BERT in Julia: no Python required, no Python assumed
A native Julia transformer stack that loads HuggingFace weights and runs on Flux, for developers who'd rather not leave the REPL.

What it does
Transformers.jl implements attention-based models natively in Julia, built on the Flux.jl framework. It can load pretrained HuggingFace weights (the hgf"bert-base-uncased" syntax in the example) and handles the full pipeline: tokenization, special-token injection, truncation, padding, and one-hot encoding through its TextEncoders module.
The interesting bit
The project isn’t a wrapper around PyTorch or TensorFlow—it’s a from-scratch Julia implementation of the transformer architecture. That means GPU acceleration via Julia’s native CUDA stack and differentiation through Flux’s AD, all without a Python process in sight. The hgf"..." string macro for loading pretrained models is a nice touch of Julia metaprogramming.
Key highlights
- Native Julia implementation of transformers (not Python bindings)

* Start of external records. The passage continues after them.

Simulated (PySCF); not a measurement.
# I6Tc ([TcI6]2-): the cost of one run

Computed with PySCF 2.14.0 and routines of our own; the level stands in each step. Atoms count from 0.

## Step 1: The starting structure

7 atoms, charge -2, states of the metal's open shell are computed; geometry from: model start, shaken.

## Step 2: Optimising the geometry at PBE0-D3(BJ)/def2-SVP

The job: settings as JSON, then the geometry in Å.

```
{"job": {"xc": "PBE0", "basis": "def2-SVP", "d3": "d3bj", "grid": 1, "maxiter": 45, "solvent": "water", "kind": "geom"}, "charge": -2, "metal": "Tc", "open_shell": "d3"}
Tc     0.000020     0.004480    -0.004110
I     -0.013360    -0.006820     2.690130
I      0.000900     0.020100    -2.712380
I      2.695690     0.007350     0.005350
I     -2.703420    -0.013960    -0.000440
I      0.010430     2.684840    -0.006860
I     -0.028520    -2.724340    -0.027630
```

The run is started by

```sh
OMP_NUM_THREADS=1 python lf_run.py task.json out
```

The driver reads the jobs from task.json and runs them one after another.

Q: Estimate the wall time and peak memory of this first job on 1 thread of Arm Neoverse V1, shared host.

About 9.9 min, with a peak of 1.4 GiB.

- Loads HuggingFace pretrained models directly via string macros
- Built on Flux.jl for differentiation and GPU execution
- Includes text encoding pipeline: tokenization, truncation, padding, special tokens
- Examples folder with complete working code
Caveats
- README warns the current version is “almost completely different” from 0.1.x; breaking changes have happened
- Documentation is sparse beyond the dev docs link; most guidance points to “read the code in
example” - 573 stars suggests a niche audience—smaller ecosystem than Python alternatives
Verdict
Worth a look if you’re already committed to Julia’s ML ecosystem and want to avoid Python interop overhead. If you’re not using Flux or need battle-tested production tooling, the Python HuggingFace stack remains the pragmatic default.